Search code examples
pandasnlpspacynamed-entity-recognition

NLP: Create spaCy Doc objects based on delimiters or combine multiple Doc objects to form a single object


I am trying to create a spaCy Doc object (spacy.tokens.doc.Doc) using the make_doc() function. This is what I have done:

import spacy
nlp = spacy.load('en')

a = nlp.make_doc("Sam, Software Engineer")
print(list(a)) # [Sam, ,, Software, Engineer]

But my desired result is:

print(list(a)) # [Sam, Software Engineer]

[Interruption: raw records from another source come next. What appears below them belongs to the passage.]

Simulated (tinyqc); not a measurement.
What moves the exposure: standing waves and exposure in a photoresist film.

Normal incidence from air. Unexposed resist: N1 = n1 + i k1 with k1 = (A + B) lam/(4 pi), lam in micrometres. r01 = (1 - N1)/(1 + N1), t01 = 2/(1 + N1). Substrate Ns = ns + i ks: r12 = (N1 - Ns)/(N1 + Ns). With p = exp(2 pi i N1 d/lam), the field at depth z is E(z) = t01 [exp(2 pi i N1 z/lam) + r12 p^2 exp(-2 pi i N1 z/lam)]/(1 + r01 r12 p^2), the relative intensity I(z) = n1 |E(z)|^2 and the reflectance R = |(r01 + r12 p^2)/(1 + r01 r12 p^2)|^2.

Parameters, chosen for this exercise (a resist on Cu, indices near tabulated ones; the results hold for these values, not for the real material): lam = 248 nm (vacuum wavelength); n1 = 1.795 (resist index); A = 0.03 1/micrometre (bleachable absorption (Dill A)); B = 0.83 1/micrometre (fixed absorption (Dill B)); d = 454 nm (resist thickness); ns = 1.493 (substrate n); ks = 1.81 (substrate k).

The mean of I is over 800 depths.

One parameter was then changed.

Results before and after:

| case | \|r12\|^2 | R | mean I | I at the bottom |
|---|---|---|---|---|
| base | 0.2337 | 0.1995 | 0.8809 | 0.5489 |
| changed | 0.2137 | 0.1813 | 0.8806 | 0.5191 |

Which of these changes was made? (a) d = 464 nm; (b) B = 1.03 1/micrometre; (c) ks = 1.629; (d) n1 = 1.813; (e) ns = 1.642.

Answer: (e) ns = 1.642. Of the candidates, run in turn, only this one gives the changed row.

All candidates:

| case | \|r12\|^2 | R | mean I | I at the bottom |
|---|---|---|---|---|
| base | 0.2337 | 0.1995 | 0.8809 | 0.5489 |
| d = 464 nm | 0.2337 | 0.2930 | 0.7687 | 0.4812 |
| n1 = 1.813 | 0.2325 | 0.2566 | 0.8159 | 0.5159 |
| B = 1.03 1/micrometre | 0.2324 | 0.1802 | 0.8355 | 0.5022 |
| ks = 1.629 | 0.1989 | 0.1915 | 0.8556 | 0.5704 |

Is there a way to create a spacy Doc object based on delimiters (in my case, its a comma)? Or is there a way to combine two spaCy Doc objects into one object? For eg:

a = nlp.make_doc("Sam")
b = nlp.make_doc("Software Engineer")
c = Combine a and b into single Doc object c
print(list(c)) # [Sam, Software Engineer]

Solution

  • You can build a document using the Doc class after splitting the string with a comma:

    import spacy
    
    nlp = spacy.load("en_core_web_sm")
    text = "Sam, Software Engineer"
    
    tokens = text.split(',')
    words_t = [t.strip() for t in tokens]
    whitespaces_t = [x[0].isspace() for x in tokens]
    a = spacy.tokens.Doc(nlp.vocab, words=words_t, spaces=whitespaces_t)
    print(list(a))
    # => [Sam, Software Engineer]
    

    The words_t = [t.strip() for t in tokens] part grabs words and whitespaces_t = [x[0].isspace() for x in tokens] creates a list of boolean values denoting the presence of whitespace before the words.